Training, validation and test sets

When you have a task and want to evaluate a collection of models to eventually select the best-performing one, the way to go is to divide the original dataset into three parts:
  • a training set to fit the models
  • a test set to evaluate the final model
  • a validation set to select the model
The test set is to be ideally be kept aside and only used at the very end of the analysis. While when you are evaluating one model only it is ok to perform a split into training and test sets, when you have multiple rivalling models to choose from you need a split into three. A typical way is to split into 50%/25%/25% but it really varies depending on the size you start with in the first place and a bit of heuristic calculations.

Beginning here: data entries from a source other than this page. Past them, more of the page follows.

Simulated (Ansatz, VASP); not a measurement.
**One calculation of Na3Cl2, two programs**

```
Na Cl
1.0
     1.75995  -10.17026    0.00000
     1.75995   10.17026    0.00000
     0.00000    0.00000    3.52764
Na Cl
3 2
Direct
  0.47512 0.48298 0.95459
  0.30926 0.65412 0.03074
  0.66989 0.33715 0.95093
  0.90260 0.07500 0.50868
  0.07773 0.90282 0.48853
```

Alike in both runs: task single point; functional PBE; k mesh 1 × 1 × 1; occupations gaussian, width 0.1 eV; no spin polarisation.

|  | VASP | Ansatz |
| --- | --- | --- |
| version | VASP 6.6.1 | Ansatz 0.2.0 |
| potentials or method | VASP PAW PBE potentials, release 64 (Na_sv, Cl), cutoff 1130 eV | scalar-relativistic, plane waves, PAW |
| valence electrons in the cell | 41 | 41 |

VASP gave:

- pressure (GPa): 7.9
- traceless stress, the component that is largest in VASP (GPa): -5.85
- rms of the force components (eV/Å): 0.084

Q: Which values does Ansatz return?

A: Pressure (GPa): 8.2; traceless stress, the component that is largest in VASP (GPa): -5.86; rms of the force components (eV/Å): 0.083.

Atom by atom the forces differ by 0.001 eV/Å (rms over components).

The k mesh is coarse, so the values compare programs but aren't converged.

The validation set is used to assess the performance of the model you are evaluating, among many, the test set to estimate the generalisation error at the end. Note that this 3-way split is also used when the model needs to be tuned, so you use the validation set to tune its parameters before running it, once tuned, on the test set to measure its performance on unseen data. The model you will run on the test set at the end will be the one with the best performance in the validation phase.
If for these types of cases you were to use only a 2-way split you would risk underestimating the error and overfitting, because you would have chosen the model by tuning it on a set and it may not generalise well to unseen data.
The training set is used to train each model (or each combination of parameters) on the data; the validation phase then assess, for each of these models/tunes, the performance. After it, you'd have selected the one giving the best result. This phase can for instance encompass a cross-validation. The testing phase is then needed to have an unbiased estimation of the generalisation error, as the model will run on fresh, independent data.
What to typically do when you have finished the whole procedure in order to have a usable model, is to re-train it on training+validation sets and then test it on the test set.